Across social media, week in and week out, cellphone footage clips document—just for example—white women hurling the n-word at Black children and defending their use of the n-word; white men yelling “go back to Africa” at Black American strangers; white teenagers who can’t even make it through a homecoming proposal without shoehorning in a racist “joke” about slavery.
It’s exhausting to watch this unstinting, grotesque orgy of American white folks performing American whiteness in ways so uncreatively unchanged from the American whites who came before them—and to see other white people sharing those clips as if condemning (and circulating and amplifying in the process) explicit acts of racism is the same thing as being anti racist. It’s not, and maybe that’s why I’ve hit an unprecedented peak of “racist video fatigue.” And I know I cannot be alone in experiencing RVF.
It’s not just that these videos don’t teach us anything new about the deep anti-Blackness that defines our national character. It’s that they also give a certain kind of white person a distractionary cover from their own anti-Blackness by sharing and condemning these videos. Put directly: The white people sharing the videos, as if anti-racism comes down to tut-tutting or doxxing some random racist caught on camera, are telling on themselves.

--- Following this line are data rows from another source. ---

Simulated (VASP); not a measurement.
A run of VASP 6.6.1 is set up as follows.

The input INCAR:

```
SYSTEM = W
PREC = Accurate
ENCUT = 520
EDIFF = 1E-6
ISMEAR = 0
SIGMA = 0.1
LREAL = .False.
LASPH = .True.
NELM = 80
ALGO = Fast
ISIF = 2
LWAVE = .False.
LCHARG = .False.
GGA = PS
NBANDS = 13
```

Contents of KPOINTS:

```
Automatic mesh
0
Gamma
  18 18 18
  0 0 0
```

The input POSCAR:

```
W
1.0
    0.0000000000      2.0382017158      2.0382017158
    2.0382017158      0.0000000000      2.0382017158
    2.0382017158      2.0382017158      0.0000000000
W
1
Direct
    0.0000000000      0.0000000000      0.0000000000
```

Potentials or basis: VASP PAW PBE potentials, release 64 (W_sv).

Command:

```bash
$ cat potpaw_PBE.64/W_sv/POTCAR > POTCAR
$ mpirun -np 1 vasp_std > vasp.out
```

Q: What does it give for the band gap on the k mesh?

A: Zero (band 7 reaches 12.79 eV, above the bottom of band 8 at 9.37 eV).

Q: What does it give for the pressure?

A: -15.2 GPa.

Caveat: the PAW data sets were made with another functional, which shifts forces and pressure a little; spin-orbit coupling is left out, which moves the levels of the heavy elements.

To be clear, I understand why Black folks—the people who are by far the most frequently targeted in these videos—and others record and post footage of their attackers in the act. They rightly worry that their accounts of racist violence will be contested by other excuse-making white folks, whose numbers are legion on social media. But that’s part of the problem.
When media outlets cover these videos, they do so under the guise of taking anti-racist action, adding yet another bit of evidence to an evergrowing pile of exhibits demonstrating just how prevalent and enduring white American racism is. But who doesn’t know that anti-Black racism is everywhere you look in this country, aside from Black conservatives and white people who don’t want to know, will never be convinced, and clearly don’t give a damn anyway?
It’s insulting that so much effort has to consistently be put into convincing white people that racism is real in the first place. White folks who watched George Floyd have the life snuffed out of him in the cruelest way possible, rededicated themselves just two months later to the idea that racism was never the problem, Black people are. If Black death can’t move the needle of white anti-racism, why would garden-variety white racism? There’s nothing new under the sun.
And then there’s the cynicism with which these videos are shared by white people whose self-congratulation spilleth over. Sometimes, it shows up in the form of classist tropes, wherein white self-identified liberals use the footage of a lower-class racist white person to shore up their education, placeless accent, or well-readness, which are ultimately meaningless as signifiers of anti-racism. In plenty of cases, the white person circulating whatever video and condemning the racist featured in it is simply throwing pebbles from inside their glass luxury condo.
They’re appalled by these open displays of racism, but do the work of maintaining white supremacy in far more insidious ways on the daily. If you’re feeling self-satisfied because you aren’t shouting the n-word in my mentions but you send your kids to segregated schools, think it’s too hard to find “diverse” candidates at work, nurture an unspoken belief that Black folks lack accountability, and think your Black barista counts as a friend, you are doing anti-racism wrong. Publicly declaring that you’re better than someone shouting the n-word at a child doesn’t mean what you think it does, and the time you spend being outraged about “Karens” would be better applied to figuring out all the racist harm you yourself cause.
And that’s what it really comes down to. Along the way, somehow sharing a video got conflated with actually doing the work of anti-racism by an awful lot of white people whose comfort remains paramount. Pretending that racism comes down to white people behaving badly on camera—instead of recognizing that racism is embedded in systems that were painstakingly crafted to exclude Black folks and ensure white supremacy proceeds smoothly, and which continue to be effective in that goal because white people collectively participate in the project of maintaining structural and institutional racism—is not “doing anti-racism” or “effecting social change.” It’s a useless, empty act conceptually related to what scholar Janet Mawhinney calls “moves to innocence,” whereby white people un-implicate themselves in white supremacy by engaging in “strategies to remove involvement in and culpability for systems of domination.”
When racism is reduced to a meme, and the pervasiveness of anti-Blackness is so endlessly replicated across media that it renders us numb—as all these racist videos have essentially left me—what we’re really learning to do is ignore the issue. I’m tired of racist videos, but I’m more tired of the idea that this is how we delete racism—with a lost job here, and a sorry-not-sorry apologies there.
I do not want, nor do I expect, Black folks to stop filming racist attacks—not as long as white folks always take each other’s words for it on pretty much everything. But I know that the glut of racism that fills our timelines doesn’t change lives. If video captures of racist white folks fundamentally changed anything, we’d have seen a precipitous drop in the videos themselves. Instead, they’ve simply become part of an endless churn that includes cats knocking things over and dumb Ben Shapiro hot takes.